LOS ANGELES — The Phillies began a crucial series at Dodger Stadium the same way they opened the previous six: with a dispiriting loss.

After taking a two-run lead in the top of the second, the Phils gave it back and more in the bottom of the third as Aaron Nola allowed hits to the Dodgers‘ 7-8-9 hitters and was victimized by the top en route to four runs. He missed over the middle with his fastball, hung a couple of breaking balls and the Dodgers made loud contact. A two-run advantage became a two-run deficit and the Dodgers led the rest of the way, beating the Phillies, 5-3.

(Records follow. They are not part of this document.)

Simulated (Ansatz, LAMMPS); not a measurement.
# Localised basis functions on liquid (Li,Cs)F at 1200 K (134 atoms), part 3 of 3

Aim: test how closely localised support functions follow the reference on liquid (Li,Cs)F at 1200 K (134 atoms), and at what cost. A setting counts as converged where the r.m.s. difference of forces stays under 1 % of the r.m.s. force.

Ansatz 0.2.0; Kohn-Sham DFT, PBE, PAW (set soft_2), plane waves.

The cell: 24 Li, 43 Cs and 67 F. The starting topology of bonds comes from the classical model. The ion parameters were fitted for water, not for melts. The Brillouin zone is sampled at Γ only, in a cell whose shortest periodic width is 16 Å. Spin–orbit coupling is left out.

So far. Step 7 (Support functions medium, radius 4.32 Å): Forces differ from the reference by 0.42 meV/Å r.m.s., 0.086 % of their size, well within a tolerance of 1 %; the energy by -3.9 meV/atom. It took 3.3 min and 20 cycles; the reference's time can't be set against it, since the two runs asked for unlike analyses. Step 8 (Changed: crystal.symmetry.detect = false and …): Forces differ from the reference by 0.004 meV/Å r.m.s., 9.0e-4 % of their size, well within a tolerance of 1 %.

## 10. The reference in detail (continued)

There are still 50 games to play but this is an important three-game set with potentially long-term ramifications. The Phils have held the National League’s top record all summer but are now just a half-game ahead of the Dodgers for home-field advantage throughout the National League playoffs.

There was no “just another series” talk pregame.

“It’s a big series. It’s the best record, could be,” manager Rob Thomson said. “Also head-to-head could be in effect. Certainly want to win this series.”

The Phillies, with three wins already over the Dodgers, cannot lose the head-to-head tiebreaker. They’d win it with just one victory in L.A. this week. If the Dodgers sweep, the teams will have split the six meetings and the second tiebreaker — record against teams in your league outside your division — could come into play.

The Phillies have lost 14 of 19 and are 66-46. The Dodgers are 66-47.

“Am I? No, I’m not aware of the standings,” Nick Castellanos said. “I can’t speak on behalf of the team but the way I go about it is tomorrow we have a baseball game, and if we do the best we can to prepare, that puts us in the best position to win.

“We’re grinding right now. I think we’re just in a funk. But I will say our dugout was very good today. All our attention was more on the field than it was on our iPads. I think that we were more in the competition. It was a good baseball game. A couple things here, a couple things there and it changes. But I feel like they beat us today, we didn’t beat ourselves. We played a good baseball game and you also have to realize that’s a good baseball team over there.”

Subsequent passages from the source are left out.